Thursday, June 25, 2009

Toy Movies

This Makes Me Giggle

Wednesday, June 24, 2009

Movie Theme Song Wednesday: Footloose (1984)

dir. Herbert Ross


"Footloose" - Kenny Loggins

Monday, June 22, 2009

Fair Game (1985)

dir. Mario Andreacchio


"Look, the boys were just having a bit of a game. No one meant you any harm."
-Sony

After putting it off for many years, I finally sat down and read Jared Diamond's insightful book Guns, Germs, and Steel. I know very little of this sort of science stuff, so it's always fun to read such writin's in the hopes of edumacating myself. To paraphrase (and probably fuck up) one of his main points, availability of natural resources and domesticable wild plants is one of the most important factors in the ability of a people to produce an advanced society. Australia, because it lacked these important resources, never advanced far beyond the hunter-gatherer stage until it was colonized by the dregs of British society. For many years the people had to make do with what was available and only when foreign crops were introduced were they able to produce an indutrialized society.

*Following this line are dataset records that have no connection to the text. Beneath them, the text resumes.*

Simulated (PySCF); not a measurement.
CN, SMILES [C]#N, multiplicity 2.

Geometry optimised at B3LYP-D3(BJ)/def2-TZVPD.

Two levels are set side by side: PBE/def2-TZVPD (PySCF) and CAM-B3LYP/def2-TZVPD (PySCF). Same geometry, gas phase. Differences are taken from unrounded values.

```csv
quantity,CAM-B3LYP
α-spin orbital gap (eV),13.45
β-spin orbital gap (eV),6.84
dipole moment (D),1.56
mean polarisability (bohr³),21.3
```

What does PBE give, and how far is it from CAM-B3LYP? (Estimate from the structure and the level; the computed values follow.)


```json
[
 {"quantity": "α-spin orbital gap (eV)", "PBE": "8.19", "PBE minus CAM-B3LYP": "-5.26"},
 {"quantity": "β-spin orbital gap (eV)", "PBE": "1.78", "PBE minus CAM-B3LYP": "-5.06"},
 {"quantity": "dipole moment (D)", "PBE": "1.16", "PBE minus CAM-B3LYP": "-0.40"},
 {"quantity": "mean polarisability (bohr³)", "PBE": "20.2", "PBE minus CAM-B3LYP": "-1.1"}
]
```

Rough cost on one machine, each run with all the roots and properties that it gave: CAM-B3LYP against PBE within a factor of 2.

Interestingly, some parallels exist in modern Australia's film industry. Although this country has produced some important works over the years (The Chant of Jimmie Blacksmith, the films of Peter Weir), it is associated in America primarily with the Mad Max and Crocodile Dundee movies. As we all know, if a movie isn't successful in 'Merica, then it doesn't count. Subsequently, a fair share of Australian movies have aimed for overseas success in the only way they know how, by aping the aforementioned flicks. Of course, this phenomenon exists in the film industries of all nations, but the window of acceptably exportable box office friendly fare in Oz is quite smaller. So exists Mario Andreacchio's Mad Max inspired outback thriller Fair Game. [Rereading this, I realize that my Guns, Germs, and Steel parallels are tenuous at best. I'll leave that shit in, however, because why the hell not? It makes me look all well-rounded and shit for referencing something non-movie related.]

Australian beauty Cassandra Delaney stars as Jessica, an animal lover in charge of a large nature preserve. Things go swimmingly for her until she comes across three poachers who have trespassed onto the preserve and offed some of Australia's cuddly critters. She attempts to thwart them and they in turn spend the rest of the movie terrorizing her. Although these sadistic bloodthirsty folks have many opportunities to kill Jessica, they usually let her escape. And although she has frequent opportunities to similarly dispose of them, she never does.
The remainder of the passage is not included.